It might be that I’ve seen Loving Vincent and Dunkirk close together but there’s something about both of them that appeals to me as a writer. Both go back to primary sources in that they use the letters of Vincent and Theo van Gogh, and the speeches of Winston Churchill in the dialogue to effect perhaps the greatest and quietest moments of emotional resonance in each. Of course, to those familiar with these texts and speeches this works, because it merges story into history and memory. Yet neither are documentaries because narratives are constructed around these historical moments and individuals, but at times it is easy to forget.
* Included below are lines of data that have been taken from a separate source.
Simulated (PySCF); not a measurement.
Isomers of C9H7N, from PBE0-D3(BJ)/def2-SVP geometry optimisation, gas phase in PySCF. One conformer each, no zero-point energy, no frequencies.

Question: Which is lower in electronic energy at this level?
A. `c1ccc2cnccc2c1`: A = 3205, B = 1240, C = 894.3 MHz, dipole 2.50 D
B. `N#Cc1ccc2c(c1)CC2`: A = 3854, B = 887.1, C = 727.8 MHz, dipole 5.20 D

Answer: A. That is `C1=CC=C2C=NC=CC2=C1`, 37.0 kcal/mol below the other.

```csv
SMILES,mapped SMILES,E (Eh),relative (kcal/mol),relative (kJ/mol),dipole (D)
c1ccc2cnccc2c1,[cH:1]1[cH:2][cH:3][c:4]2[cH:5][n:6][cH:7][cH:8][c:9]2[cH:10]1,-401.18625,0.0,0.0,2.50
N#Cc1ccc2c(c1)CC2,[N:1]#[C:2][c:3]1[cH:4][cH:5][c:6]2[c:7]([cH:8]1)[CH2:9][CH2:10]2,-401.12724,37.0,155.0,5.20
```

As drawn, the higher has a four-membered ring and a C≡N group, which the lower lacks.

There is more of a traditional story telling arc to Loving Vincent, and with Dunkirk, more deliberation as to the structure of the timelines – which I will call a confluence of arcs. But this means their structures are laid bare at the beginning of each film, again ensuring we see them as stories, consciously rendered aforethought.
However, in the end, Dunkirk feels less story-like than a relentless continuance of events, like the tide on that French beach, or the attacks of the unseen Germans. This effect is heightened by both the soundtrack and the lack of dialogue which lends it space for unfolding outcomes, but also urgency. It’s a film where, as in life, things keep coming at the characters, who feel like they are the ones the camera just happens to follow, at least in the first half of the film. In contrast, with Loving Vincent, Armand is tasked directly to become the main character, and while his journeys are taken reluctantly, they transform him into the relentless ‘force’ of the story. His task soon inspires his drive to solve a mystery. In Dunkirk the drive is for the soldiers to survive and escape the beach, for the sailors to rescue them, and for the pilots to do their bit to help them all.
But enough about Vincent. Let’s stick with Dunkirk and World War II. While I have mentioned history, my experience of this film is somewhat mediated by the novella The Snow Goose by Paul Gallico. I knew this would be the case. As a story, I highly recommend Gallico’s work, even if the style is old-fashioned. While I’m aware of film versions I haven’t seen them and have no immediate yearning to do so such is the power of his deceptively simple telling rather than showing.
So yeah, even after appreciating all the effort in presenting the history as accurately as possible, I still turn to fiction to understand Dunkirk and my reaction to it. Or, I am using Dunkirk to reassess my memory of The Snow Goose. Either way, both speak to each other through me.
They fit and reflect each other without overlapping so very much. Dunkirk has shown me France and the terror on the beach and at sea, while Snow Goose showed me the English perspective, it showed me that as relentless as war can be, nature can be more so, and as cruel and desperate as war makes people, so they can be loyal and brave.
Maybe films like this go to first experiences and memory. I came across The Snow Goose when I was perhaps 10 or so. About the same time I first saw another film and one scene in Dunkirk that returned me to it – my first fear and panic watching the sinking of the ferry in The Black Stallion. But the more I think about it, each story is about what conflict and strife and political machinations do to the young, directly and indirectly. Yes, even this horse movie, as it deliberately references the legends around Alexander the Great’s battle mount Bucephalus – yet another unknowing being co-opted into war. For a more direct example there is the film (and novel and play) War Horse, but I don’t think I could ever see this film again.
I’m formulating the idea that films (or any story) can only evoke memories of like experiences. For me it is recursive, films get me calling up old memories of stories more than lived experiences. This is my perspective, but for others, perhaps the film will speak more directly.
Any who, Snow Goose and Dunkirk, and even The Black Stallion are carefully orchestrated explorations of randomness – this is the big theme. People (and geese and horses) encounter each other and their lives entwine and unwind because of any and every possibility in nature, and due to human ingenuity and war, even amid their greatest fears and worse outcomes. In the end, because they are stories, this looks like destiny, because we remember the string pullers of the narrative, the writers like the three Fates of Greek myth.
These works lend me to reflect upon uncertainty principles: while looking down from the perspective of the pilot (or indeed goose) the bobbing heads in the water remind me of the random movements described in Brownian motion. Yet up close they are not so random, as each individual makes every effort to survive on shore and at sea.
As you can gather, Dunkirk has left me with converging impressions and reminders rather than a straight forward singular experience. Which is like the film. Hence, this is really a conventional review. It hardly matters though, no one needs my say so to see this, but if you want a reminder of the intermittent chaos of war, and a lesson on how to thread disorder into a coherent form, then I do encourage a viewing.